Worthwhile investment

In a consultation with members of the University of the Philippines Cebu academic community yesterday, newly installed UP System president Alfredo Pascual said, among other things, that those calling for more money in the coffers of state universities and colleges should shift from denouncing a “budget cut” and call instead for a “budget increase.”

Whatever be Pascual’s motivations for engaging in semantic subtlety, the fact remains that the UP System alone, according to student groups, needs at least P18 billion to properly run its campuses across the country, yet was only given a P5.54-billion allotment.

UP Cebu, which marked its first year anniversary as an autonomous unit, could use the money as it expands with new institutions like a College of Mass Communication in three to five years and the UP Professional Schools in Cebu City’s South Road Properties for postgraduate courses.

Pascual did not give a specific time frame for the construction of the SRP campus, which will have a modern “green building” Asian design and house UP Cebu’s research and extension facilities and schools of business management, computer and continuing professional education. He said the university is still looking for funds.

The government, particularly the Budget Department now headed by Secretary Florencio Abad, appears to have followed the 1987 Constitution’s dictum that the highest budgetary allocation be given to the education sector.

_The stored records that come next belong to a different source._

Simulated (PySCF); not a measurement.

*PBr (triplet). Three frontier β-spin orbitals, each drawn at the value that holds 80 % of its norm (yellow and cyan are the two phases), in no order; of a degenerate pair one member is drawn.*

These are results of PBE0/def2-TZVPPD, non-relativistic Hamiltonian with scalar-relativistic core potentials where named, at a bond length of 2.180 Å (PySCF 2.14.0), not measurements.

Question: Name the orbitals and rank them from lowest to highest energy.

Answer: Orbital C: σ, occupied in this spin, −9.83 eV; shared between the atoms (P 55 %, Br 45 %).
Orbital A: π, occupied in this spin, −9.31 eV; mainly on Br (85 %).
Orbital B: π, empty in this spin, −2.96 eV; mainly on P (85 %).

In the proposed budget for fiscal year 2012, the Department of Education is slated to receive P238.8 billion and that is well and good.

The country’s 2,180 state universities and colleges, however, will only receive P21.89 billion or an average of only P100 million each.

A whopping P356.1 billion or 19.6 percent of the national budget will go to debt servicing next year.

Many budget items could be easily realigned in favor of SUCs if senators and congressmen showed more political will.

Last year, SUCs ended up with more money than Malacañang proposed after some senators pledged part of their Priority Development Assistance Funds in favor of the state’s tertiary education institutions during budget deliberations.

UP Cebu’s Professional Schools campus in the SRP will in fact be partly funded by the PDAF of Sen. Serge Osmeña who pledged P30 million.

Other legislators may as well go a step farther and waive generous amounts of their pork barrels in favor of SUCs, and for good measure, the national university.

Education is the best investment one can make in the best assets of a country—its people.

Now that would be a more worthwhile investment than a buffet of flyovers and covered courts in Metro Cebu.